Back to the Waltons ...
There is a Walton’s Mountain Museum in Schuyler, Virginia. I have never been there, even though I lived fairly close to it for years. As I understand it, the Museum focuses on the TV show; I’m not sure how much they delve into the reality of life in Schuyler, which is where Earl Hamner grew up. He based his book Spencer’s Mountain on stories from his life.
When I was a kid, I was absolutely the only child I know who liked the show. I found it fascinating, because I felt like I was watching a movie version of Grandmother’s life. She was one of seven siblings, and her mother died young, so she grew up in a great big clapboard house with with a whole bunch of kids, just like the Waltons.
She got married in the 1930s, but she stayed behind in the old homeplace with her widowed father, my great-grandfather. She would have been younger than ‘Olivia’ at the time, and she only had two children! But otherwise, a lot about the story was familiar to her. With her husband (my grandfather), there were five people in the house, and running the place was all on her shoulders.

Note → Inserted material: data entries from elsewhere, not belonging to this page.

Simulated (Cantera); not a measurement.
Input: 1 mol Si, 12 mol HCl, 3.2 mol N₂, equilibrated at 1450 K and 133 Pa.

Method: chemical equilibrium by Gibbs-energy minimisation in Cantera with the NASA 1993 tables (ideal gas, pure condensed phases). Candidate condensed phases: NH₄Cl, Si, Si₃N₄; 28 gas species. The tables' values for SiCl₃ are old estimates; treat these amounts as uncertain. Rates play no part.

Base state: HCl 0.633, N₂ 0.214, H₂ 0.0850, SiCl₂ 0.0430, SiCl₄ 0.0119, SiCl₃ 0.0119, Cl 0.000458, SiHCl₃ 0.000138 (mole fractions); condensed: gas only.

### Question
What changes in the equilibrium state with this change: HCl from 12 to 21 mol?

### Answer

In the TV show, the Waltons are supposed to be some version of poor; but they are actually somewhat well-off, in the country sense of the word. I suppose my Grandmother’s family was somewhat better off, though not rich by any means. They were the first to have a car, the first to have indoor plumbing, the first to have electric appliances. In the early part of the century, they sent out the laundry; but that wasn’t necessary once electric laundry equipment came in. In the 1950s, they installed a giant commercial freezer in the well-house, and it was still there when we sold the house in the 1990s. The Waltons had a lot of that, too, just perhaps on a smaller scale.
Race relations are another interesting aspect of the show. People outside of the central Appalachians don’t seem to realize that slavery was not widespread in the area and black people were few and far between. This changed with railroads, mines, and other industrialization between 1890 and 1920, when there was a large influx of non-white people, including a very large number of Syrians. There were a lot of racial problems in that period, including lynchings. After 1920, though, most of those populations left for the industrial jobs of the north, and non-white populations in the Appalachians almost vanished.
By the 1930s and after, it was not surprising to encounter more of a live-and-let-live attitude about racial matters, if for no other reason than that there was almost no one around to hate. Several very good friends of my grandmother and her sister were black or Syrian. My aunt dated one of the Syrian kids when she was in high school in the 1950s. When the black and white Methodist churches in our area integrated in the late ’50s, there were no objections, and the older people I knew remembered the event very positively. All my life, that’s the way it’s been.
Another thing about the show that fascinated me was the way the events of the Depression and the developing horror in Europe were described through the radio reports. Year by year, the Depression lessened and the European situation worsened. The way the family reacted to the events was fascinating to me as a child, because I knew how it ended, but they didn’t.
I also loved the Baldwin sisters. They reminded me of a few neighbors and cousins of mine!! And I was one of the few kids who had tasted a local version of The Recipe!!
I didn’t mean to write to so much, but this thread brought back a lot of memories.